The Red Sox and Angels met up for the second game of their three game set, with Martin Pérez opposing Dylan Bundy for their respective teams.
Pérez didn’t have his best stuff early, and it showed. Were it not for a confusing Shohei Ohtani/Taylor Ward baserunning blunder, the Angels might have scored serious damage in the first inning. Pérez started the game by walking Taylor Ward, and then giving up a sharp single to Ohtani. Franchy Cordero barreled into the wall in foul ground in order to cut the ball off, and keep Ward from rounding second base. Ohtani never stopped running and realized too late that he had no base to run to. Maybe Ward should have tried to advance to third, maybe Ohtani should have stuck at first, once he saw the play developing in front of him. Either way, it was all around bad.

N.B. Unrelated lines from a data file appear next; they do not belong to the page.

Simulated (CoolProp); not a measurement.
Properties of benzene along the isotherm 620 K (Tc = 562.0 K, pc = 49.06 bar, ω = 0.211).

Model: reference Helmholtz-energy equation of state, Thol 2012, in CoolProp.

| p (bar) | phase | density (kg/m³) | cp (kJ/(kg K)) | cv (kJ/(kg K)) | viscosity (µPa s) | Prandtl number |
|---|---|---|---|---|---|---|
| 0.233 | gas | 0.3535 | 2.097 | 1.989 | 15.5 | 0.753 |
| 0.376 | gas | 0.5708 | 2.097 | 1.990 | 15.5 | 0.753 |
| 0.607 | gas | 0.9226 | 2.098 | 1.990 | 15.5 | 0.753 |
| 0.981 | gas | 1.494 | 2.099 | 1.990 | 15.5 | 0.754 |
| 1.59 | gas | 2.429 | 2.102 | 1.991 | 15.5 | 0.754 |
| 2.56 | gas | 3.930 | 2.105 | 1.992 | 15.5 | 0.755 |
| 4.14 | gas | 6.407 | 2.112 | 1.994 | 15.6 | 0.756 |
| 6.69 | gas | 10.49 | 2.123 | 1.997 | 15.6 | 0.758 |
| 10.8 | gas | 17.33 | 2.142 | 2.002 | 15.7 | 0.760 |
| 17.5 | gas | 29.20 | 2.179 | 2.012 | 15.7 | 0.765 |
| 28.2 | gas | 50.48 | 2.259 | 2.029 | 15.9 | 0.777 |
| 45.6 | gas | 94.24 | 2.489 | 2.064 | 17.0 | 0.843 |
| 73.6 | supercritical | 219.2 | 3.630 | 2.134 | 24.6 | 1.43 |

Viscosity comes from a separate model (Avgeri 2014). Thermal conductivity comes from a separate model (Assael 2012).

Fortunately, this bit the Angels, as Pérez tight-roped out of danger, yet again. This is becoming a running theme for Pérez this season.
Thankfully, the Red Sox brought their bats to this one. Alex Verdugo hit a solo home run in the bottom of the first, celebrating his 25th birthday in the process. J.D. Martinez hit a single, and Xander Bogaerts walked, and suddenly, Bundy was looking to be in his own spot of trouble. Bundy also walked the tight-rope, and also got out, relatively unscathed.
The next few innings were fairly quiet, the loudest noises coming from Martin Pérez jawing at the home plate umpire, arguing about the size of the strike zone (and to be fair to the umpire, the zone probably erred on the side of being larger, rather than smaller). This worked to the Red Sox benefit, as neither side was able to gain a decisive advantage on either side of the ball.
That changed in the bottom of the 4th, as Bogaerts led off with a double, and Rafael Devers walked, to set the stage for the inning. With two outs, Bobby Dalbec launched a pop up in the direction of the Monster. Justin Upton lined up the play, and appeared to have a play on it, but was just outside of his reach. The ball clanged loudly back into play, as Dalbec landed at second with a bases clearing double, giving the Sox a 3-0 lead, and control of the game. Franchy Cordero (yes, that Franchy Cordero) hit a rocket down the first base line to bring Dalbec home, giving the Sox a 4-0 lead. Cordero’s speed enabled him to get in to second on the play, which would have ordinarily been a single.
What’s better than a 4-0 lead? A 7-0 lead. That’s what the Red Sox found themselves having, courtesy a three-run home run by Xander Bogaerts, all the way Over the Monster, and into lower orbit. Verdugo singled, and so did Martinez, which set the play up for Bogaerts to knock all the pins down with a calculated strike that took Dylan Bundy out of the game. Suddenly that pitchers duel seemed so far away, and as unlikely as it may have sounded at the start of the year, Martin Pérez was the winner.
If anyone finds that ball on Lansdowne, let us know. pic.twitter.com/vtO9m6enki— Red Sox (@RedSox) May 15, 2021
Pérez, for his part, was fine. He pitched six innings, gave up three hits, and struck out five. The lone problem is he walked four guys en route to this otherwise great performance. It was the usual brand of performance for Pérez. Tight-rope to tight-rope, with a few shutdown innings mixed in. If you told me he gave up 3 or 4 runs today, I would have believed it, just as much as I believe the 0 he actually gave up. It’s just the nature of how he pitches, and it’s worked out great for the Red Sox.
Franchy Cordero had his second double of the game, prompting questions of “just where was this bat earlier in the season?” Perhaps with Jarren Duran tearing the cover off the ball lately in Worcester, combined with seeing what a young hot-shot can do in the majors (Jarred Kelenic had a heck of a game yesterday for the Mariners) has lit a fire underneath Cordero. This double scored Bobby Dalbec to make it 8-0.
Rafael Devers kept the onslaught going, as he crunched a ball over the right field bullpens, for his 10th home run of the season, leading to a 9-0 lead. That was the last bit of offense the Red Sox mustered in this one, as they turned to their bullpen to lock down the rest of this game.
Phillips Valdez, Darwinzon Hernandez, and Austin Brice were tasked with locking this game down, and tagging the Angels with a series loss. The first two performed their roles admirably, with no issues (couple walks by Hernandez notwithstanding). Brice had a little more difficulty, as his pitches looked hittable, and what wasn’t hittable was nowhere near the plate.
With the win, the Red Sox improve to 25-16, through the first quarter of the season. They go for the sweep tomorrow at 1:10 ET, as they attempt to vanquish Joe Maddon’s Angels.